PMI for Kina fra Markit – læs hele meddelelsen her:
“The Caixin China General Manufacturing Purchasing Managers’ Index was 49.4 in June, the second lowest since June 2016, indicating a clear contraction in the manufacturing
sector.
1) The subindex for new orders slid into contractionary territory, pointing to notably shrinking domestic demand. The gauge for new export orders returned to contractionary territory, but was better than the levels seen from last April to last December. Front-loading by exporters was likely to support this gauge as the China-U.S. trade relationship was under great uncertainty.
2) The output subindex fell into contractionary territory. The employment subindex remained relatively stable in negative territory, likely due to government policies to stabilize the job market. The State Council set up a leading group on employment in late May.
3) While the subindex for stocks of purchased items remained slightly higher than the 50 mark that divides expansion from contraction, the measure for stocks of finished
goods stayed in contractionary territory, indicating that manufacturers were reluctant to replenish them. The subindex of suppliers’ delivery times stayed in contractionary territory,
pointing to delayed delivery and also suggesting relatively low inventory levels and willingness to restock.
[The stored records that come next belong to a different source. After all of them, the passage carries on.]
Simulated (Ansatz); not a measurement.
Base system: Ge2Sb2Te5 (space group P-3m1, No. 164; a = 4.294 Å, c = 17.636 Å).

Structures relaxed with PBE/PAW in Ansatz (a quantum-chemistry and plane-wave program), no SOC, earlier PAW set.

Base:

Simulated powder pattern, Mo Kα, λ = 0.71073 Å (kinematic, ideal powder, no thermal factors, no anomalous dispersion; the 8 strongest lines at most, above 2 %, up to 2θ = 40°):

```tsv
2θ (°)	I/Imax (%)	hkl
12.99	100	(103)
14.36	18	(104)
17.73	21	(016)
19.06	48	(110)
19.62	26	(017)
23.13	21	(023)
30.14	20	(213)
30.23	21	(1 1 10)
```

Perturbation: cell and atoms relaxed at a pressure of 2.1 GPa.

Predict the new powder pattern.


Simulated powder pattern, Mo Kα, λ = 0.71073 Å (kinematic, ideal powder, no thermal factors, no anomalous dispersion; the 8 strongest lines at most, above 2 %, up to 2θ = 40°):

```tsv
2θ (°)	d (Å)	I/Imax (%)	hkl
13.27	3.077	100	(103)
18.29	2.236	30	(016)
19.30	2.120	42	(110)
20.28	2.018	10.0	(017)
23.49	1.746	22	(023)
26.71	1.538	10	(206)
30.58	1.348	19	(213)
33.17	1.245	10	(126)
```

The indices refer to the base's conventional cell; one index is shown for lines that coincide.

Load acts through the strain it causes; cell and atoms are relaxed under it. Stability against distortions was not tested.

4) The gauges for input costs and output prices both edged up into expansionary territory. Due to supply-side structural reform, prices of industrial products remained stable.
5) The subindex measuring sentiment toward future output plunged further, albeit staying in expansionary territory, a reflection of continuously weakening business confidence amid
the Sino-U.S. trade conflict.
Overall, China’s economy came under further pressure in June.